As scholars such as Hans van Wees (2000) and Louis Rawlings (2000) have shown, there is no need to relegate soldiers bearing aspides to the rigidness of the Xenophontic phalanx. The soldiers or warriors who bore these in early Rome could just as easily have participated mostly in small-scale raids, or even been horsemen or mounted infantry (Brouwers 2007). Fernando Echeverría is again helpful here, in his piece on technological determinism (2010).

Theoretical claims

This point about the hoplite and his shield brings us to the other assumption at the root of the original question. Just like the idea that the Romans picked up manipular tactics when they were fighting in hilly Samnium, the idea that the Greek hoplite phalanx can only work on flat ground is a theoretical claim made by modern historians. It goes back to George Grundy’s book on Thucydides (1911), in which he argued that hoplites are simply too cumbersome to function anywhere except in the open field, formed up tightly together in unbroken ranks; obstacles would break up their formations and leave them fatally vulnerable.

At first glance, there seems to be some evidence to support this idea that only the flattest ground was suitable for hoplites. For example, we have this passage where Aristotle speaks about the causes of civil strife (Aristotle, Politics 1303b.12):

For just as in wars the fording of watercourses, even quite small ones, causes the phalanxes to break up, so every difference seems to cause division.

A passage in the Hellenistic historian Polybius also suggests that even the smallest irregularity can tear a phalanx apart (18.31.5-6):

No one denies that for its employment it is indispensable to have a country flat, bare, and without such impediments as ditches, cavities, depressions, steep banks, or beds of rivers: for all such obstacles are sufficient to hinder and dislocate this particular formation.

But these passages both date to the time after Philip of Macedon introduced the pike phalanx in the mid-fourth century BC. This is a very different beast from the older hoplite phalanx: a tighter formation, with longer pikes (sarisai) and smaller shields, making individual men much more dependent on the cohesion of the whole line.

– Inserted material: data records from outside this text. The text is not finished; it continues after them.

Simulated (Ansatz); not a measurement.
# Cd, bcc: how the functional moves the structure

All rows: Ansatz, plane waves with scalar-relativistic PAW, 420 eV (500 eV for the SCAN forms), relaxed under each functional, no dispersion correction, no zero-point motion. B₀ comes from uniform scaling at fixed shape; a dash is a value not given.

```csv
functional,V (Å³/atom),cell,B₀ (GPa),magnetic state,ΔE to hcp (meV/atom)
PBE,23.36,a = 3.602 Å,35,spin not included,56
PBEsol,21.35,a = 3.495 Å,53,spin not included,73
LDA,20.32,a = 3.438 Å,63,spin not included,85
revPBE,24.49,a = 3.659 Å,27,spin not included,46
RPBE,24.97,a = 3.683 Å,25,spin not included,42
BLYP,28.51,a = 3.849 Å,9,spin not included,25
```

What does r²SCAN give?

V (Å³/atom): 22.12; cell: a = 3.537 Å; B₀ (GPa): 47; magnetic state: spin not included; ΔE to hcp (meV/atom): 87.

It is very likely that this is the phalanx Aristotle was talking about. It is also definitely, explicitly the phalanx that Polybius is talking about. No claims like this survive from earlier times. There are no indications that a hoplite formation was as vulnerable in broken ground as a pike formation. While earlier Greeks cared a lot about good order in the ranks at the beginning of a battle, this order was much less tight and rigid than that of the later pike phalanx. Nothing suggests that it was harder to establish where the ground was not level.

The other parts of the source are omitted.